A total of 21 MIGMAPO MiG-29 Fulcrum combat aircraft, sold by Moldavia to the USA for $40 million, have been delivered disassembled to Wright Patterson AFB, Ohio, by Boeing C-17 transport aircraft.

George Kyrlan, the Moldavan secretary of the National Security Council and presidential defence advisor, says that the sale was prompted by the USA's concern that the nuclear-capable aircraft might be purchased by Iran.

The Fulcrums are a mix of six A models, one two-seat trainer, and 14 Fulcrum Cs, the last variant to enter front-line service with the Soviet air force. The Moldavan Fulcrum Cs are believed to have been former Soviet aircraft, and therefore wired for tactical-nuclear-weapons carriage.

The USAF will fly the aircraft for test purposes. Along with the Fulcrums, it also received some 500 air-to-air missiles, including versions of the Vympel R-13 (AA-2 Atoll), R-60 (AA-8 Aphid), R-27 (AA-10 Alamo) and R-73 (AA-11 Archer). Among the 100 or so R-73s are understood to be late-model versions. Late-model R-7s have improvements to the infra-red seeker to increase its capability to reject infra-red countermeasures.

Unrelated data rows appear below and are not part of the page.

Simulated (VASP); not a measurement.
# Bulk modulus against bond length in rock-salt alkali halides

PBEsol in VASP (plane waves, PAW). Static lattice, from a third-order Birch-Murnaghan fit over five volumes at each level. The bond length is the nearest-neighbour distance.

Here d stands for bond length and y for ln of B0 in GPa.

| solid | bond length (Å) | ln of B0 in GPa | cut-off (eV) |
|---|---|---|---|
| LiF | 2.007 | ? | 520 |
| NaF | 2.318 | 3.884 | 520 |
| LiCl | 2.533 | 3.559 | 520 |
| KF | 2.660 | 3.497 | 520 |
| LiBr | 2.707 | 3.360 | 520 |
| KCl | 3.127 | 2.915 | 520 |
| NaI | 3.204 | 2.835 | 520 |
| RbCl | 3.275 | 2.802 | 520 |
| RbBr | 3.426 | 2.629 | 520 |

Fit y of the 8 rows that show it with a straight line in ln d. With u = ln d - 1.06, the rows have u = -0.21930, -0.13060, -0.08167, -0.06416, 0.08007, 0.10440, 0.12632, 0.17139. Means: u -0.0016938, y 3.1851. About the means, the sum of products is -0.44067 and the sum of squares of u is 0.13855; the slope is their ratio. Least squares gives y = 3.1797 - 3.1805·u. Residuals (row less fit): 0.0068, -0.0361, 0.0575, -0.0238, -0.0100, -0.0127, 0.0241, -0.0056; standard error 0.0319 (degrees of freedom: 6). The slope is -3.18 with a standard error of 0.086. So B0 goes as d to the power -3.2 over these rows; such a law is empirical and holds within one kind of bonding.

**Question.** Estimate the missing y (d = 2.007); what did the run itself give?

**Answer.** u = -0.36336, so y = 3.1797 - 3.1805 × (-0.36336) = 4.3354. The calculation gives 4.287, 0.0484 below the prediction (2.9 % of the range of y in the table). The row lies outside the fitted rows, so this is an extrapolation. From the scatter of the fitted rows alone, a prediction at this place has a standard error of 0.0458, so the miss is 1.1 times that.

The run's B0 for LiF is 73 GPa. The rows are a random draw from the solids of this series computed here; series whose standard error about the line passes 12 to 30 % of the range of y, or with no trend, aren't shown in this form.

MIG MAPO officials say that the Moldovan MiG-29s are not in good condition, but point out that they are fitted with an identification friend-or-foe system, probably the system which NATO has codenamed Slap Shot, details of which are still classified as secret by Russia.

Moldova has a further six MiG-29s which it also intends to sell. The aircraft, however, will be only be made available to countries to the which the USA has no objection to receiving them.